Sunday 25 Feb 2018 | 03:24 | SYDNEY
Sunday 25 Feb 2018 | 03:24 | SYDNEY

Rudd's dysfunctional ministry (part 3)



24 July 2009 08:50

Part one here; part two here.

Labor governments have been the big centralisers of the Australian bureaucratic machinery of defence and international policy. Whitlam dragged all the military service departments into a single Defence Department, while Hawke merged Foreign Affairs and Trade. Kevin Rudd’s centralising effort, so far, has been more about the control exerted by his office.

Rudd is applying the philosophy of a modern Labor Premier to the operation of the Federal Government. As chief of staff to the Goss Government in Queensland, Rudd absorbed all of the control tricks perfected by state Labor in Victoria and New South Wales. Under this model, everything revolves around the Premier. The Premier dominates in method and message.

Compared to his predecessors as Labor Prime Ministers (especially Whitlam, Hawke and Keating), Rudd has much less day-to-day reason to fear interference or opposition from the factions. Rudd broke with a century-old Labor tradition when he announced before the 2007 election that he, not a vote of the Parliamentary caucus, would decide the lineup of the Cabinet.

Granted, the historic nature of this announcement is rather lessened by the fact that the break with tradition had been carefully agreed by all the faction leaders. The symbolism of the move was that it would show Rudd as the dominant leader. In power, that dominance has been put into effect. The factions connived to hand greater power to the leader to select his ministry. The aim was to  help win an election. It is a one-time gift from the factions that cannot be easily withdrawn.

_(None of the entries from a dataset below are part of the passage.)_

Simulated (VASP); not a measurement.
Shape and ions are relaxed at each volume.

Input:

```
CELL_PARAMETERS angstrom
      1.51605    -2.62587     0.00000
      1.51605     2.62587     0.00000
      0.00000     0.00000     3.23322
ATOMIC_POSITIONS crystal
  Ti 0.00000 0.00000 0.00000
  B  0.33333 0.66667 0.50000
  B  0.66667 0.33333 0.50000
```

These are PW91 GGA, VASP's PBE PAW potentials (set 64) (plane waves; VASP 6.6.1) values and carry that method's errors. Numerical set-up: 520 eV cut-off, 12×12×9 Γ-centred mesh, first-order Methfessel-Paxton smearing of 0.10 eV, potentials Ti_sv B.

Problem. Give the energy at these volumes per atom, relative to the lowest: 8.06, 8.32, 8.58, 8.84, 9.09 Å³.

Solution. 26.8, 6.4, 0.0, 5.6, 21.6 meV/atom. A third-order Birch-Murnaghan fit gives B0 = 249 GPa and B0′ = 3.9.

In the same way, Rudd isn’t too concerned with Labor ideology or formal policy. The emphasis, even the obsession, is on implementing the policy promises Rudd made in the 2007 election campaign. The campaign was all about Kevin 07, and so is the process of government.

The operating core of the Government is the Prime Minister, the deputy Prime Minister, Julia Gillard, and the two money ministers, Treasurer Wayne Swan and Finance Minister, Lindsay Tanner. Rudd dominates his Treasurer in ways far beyond anything Hawke could attempt with Keating or Howard with Costello. The rest of Cabinet check over the decisions after the core ministers have agreed. 

The markers put down by Howard are being discarded. Howard entered office in 1996 deeply distrustful of the public service. His early terms were the age of voluntary redundancy in Canberra. The middle levels of the public service were paid off and sent on their way. Consultants were the great winners. Remember those long-gone early Howard days when the 'Yellow Pages' rule applied? If there was a private sector company in the phone book offering a service, then why did government need to do it? 

During that era, government didn’t even need to own buildings in Canberra, which is why Foreign Affairs is now a tenant in its own headquarters (and paying a lot for the privilege). As the years of power ticked over, Howard became more comfortable with the public service and numbers grew back. Howard forgot about devolution and turned into the most centralist of conservative leaders.

Rudd hasn’t had to shed any such ideological baggage. He has been centralising from the start. If The Kevin stays in power for an extended period, look for him to change the formal structures of the public service to better reflect that centralising imperative.

Back in Kevin’s home state, Anna Bligh celebrated her re-election as premier in March with a dramatic reorganisation of her Government. She nearly halved the number of departments from 23 to 13. That makes it much easier to keep on top of Ministers, regulate the flow of decisions and drive the media message.

The same logic could be applied to Canberra if Rudd wins the next election. The great amalgamations attempted by Hawke could get a re-run. Fewer but bigger departments. A tight corps of senior ministers would sit at the top of super departments where they’d also supervise various junior ministers. The control process could be even more strictly monitored because there’d be fewer discrete parts. 

The trouble with all this control is that it depends on the touch and stamina of the leader at the centre. A lot now rides on Rudd’s intellect and biorythms and those of his courtiers.